Data protection extends to every layer of the architecture that may at one time or another have access to the data. This includes the software and other digital tooling that is used to examine or otherwise interact with the data.
Researchers with time and experience cull their digital toolbox to include a vast array of languages, applications and packages to interact with data in ways that best suits their needs. Often times this can lead to a heterogenous mix of tools that is difficult to make security claims about.
For this reason, we’ve chosen to specify a Software Packaging protocol that can be verified as secure, yet accommodate the researchers preferences for the tools they are wanting to use.
How do we do this?
We’ve developed workflows for Singularity-based images that are checked into GitHub, built and tested in a Jenkins environment, and finally published to a secure and managed instance of Singularity Hub before being usable within the enclave.
GitHub is a web-based hosting service for version control using Git. It is mostly used for computer code. It offers all of the distributed version control and source code management functionality of Git as well as adding its own features.
Software that is to be used within the enclave at UNC Odum must be submitted to the Odum controlled GitHub repository designated for Singularity based enclave software. Once in GitHub, the software can be reviewed and revised until it meets security guidelines.
Singularity enables users to have full control of their containerized environment. Singularity containers can be used to package entire scientific workflows, software and libraries, and even data.
Singularity containers are compressed using Squashfs when built. Squashfs is a read-only, and compressed filesystem, and well suited for confident archive and re-use. The resultant image can be checksummed as a means of validating that the container image was not modified between the source and destination.
Singularity Hub is a registry for scientific linux containers. What is a Linux container? A container image is an encapsulated, portable environment that is created to distribute a scientific analysis or a general function. Containers help with reproducibility of such content as they nicely package software and data dependencies, along with libraries that are needed. The core of Singularity Hub are these Singularity container images, and by way of being on Singularity Hub they can be easily built, updated, referenced with a url for a publication, and shared by members of the Hub.
The Hub that has been deployed for the enclave at UNC Odum is privately maintained and only accessible to the enclave for image retrieval via a private network.
Jenkins offers a simple way to set up a continuous integration or continuous delivery environment for almost any combination of languages and source code repositories using pipelines, as well as automating other routine development tasks. While Jenkins doesn’t eliminate the need to create scripts for individual steps, it does provide a faster and more robust way to integrate an entire chain of build, test, and deployment tools than would otherwise be available.
The Jenkins instance deployed for the enclave at UNC Odum has access to both the public network to monitor GitHub, as well as the private network to publish images to Singularity Hub.
Putting it all together
- Code is committed to the Odum Institute in Github.
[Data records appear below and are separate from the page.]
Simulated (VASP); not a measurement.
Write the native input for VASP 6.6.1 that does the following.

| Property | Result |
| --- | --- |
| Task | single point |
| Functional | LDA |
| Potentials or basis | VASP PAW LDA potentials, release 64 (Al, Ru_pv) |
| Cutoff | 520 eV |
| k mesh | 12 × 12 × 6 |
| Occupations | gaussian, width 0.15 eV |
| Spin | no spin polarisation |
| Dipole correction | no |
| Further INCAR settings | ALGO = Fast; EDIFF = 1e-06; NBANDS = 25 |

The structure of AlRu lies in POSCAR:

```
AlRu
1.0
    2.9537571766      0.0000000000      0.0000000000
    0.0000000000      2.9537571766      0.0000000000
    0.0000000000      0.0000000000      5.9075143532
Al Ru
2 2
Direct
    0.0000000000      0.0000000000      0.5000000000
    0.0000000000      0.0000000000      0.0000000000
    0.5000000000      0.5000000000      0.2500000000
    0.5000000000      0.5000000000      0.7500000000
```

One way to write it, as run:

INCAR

- Jenkins web hook detects the commit and builds / tests the commit code as a job.
- Jenkins reports the build / test outcome of the job back to Github.
- If the build / test of the job passes and the commit was to the specified deployment branch, the image is pushed to the Odum Singularity Hub for use in the enclave.
Once images are published to the Singularity Hub, they become available to the enclave to use for exploring and interacting with the data.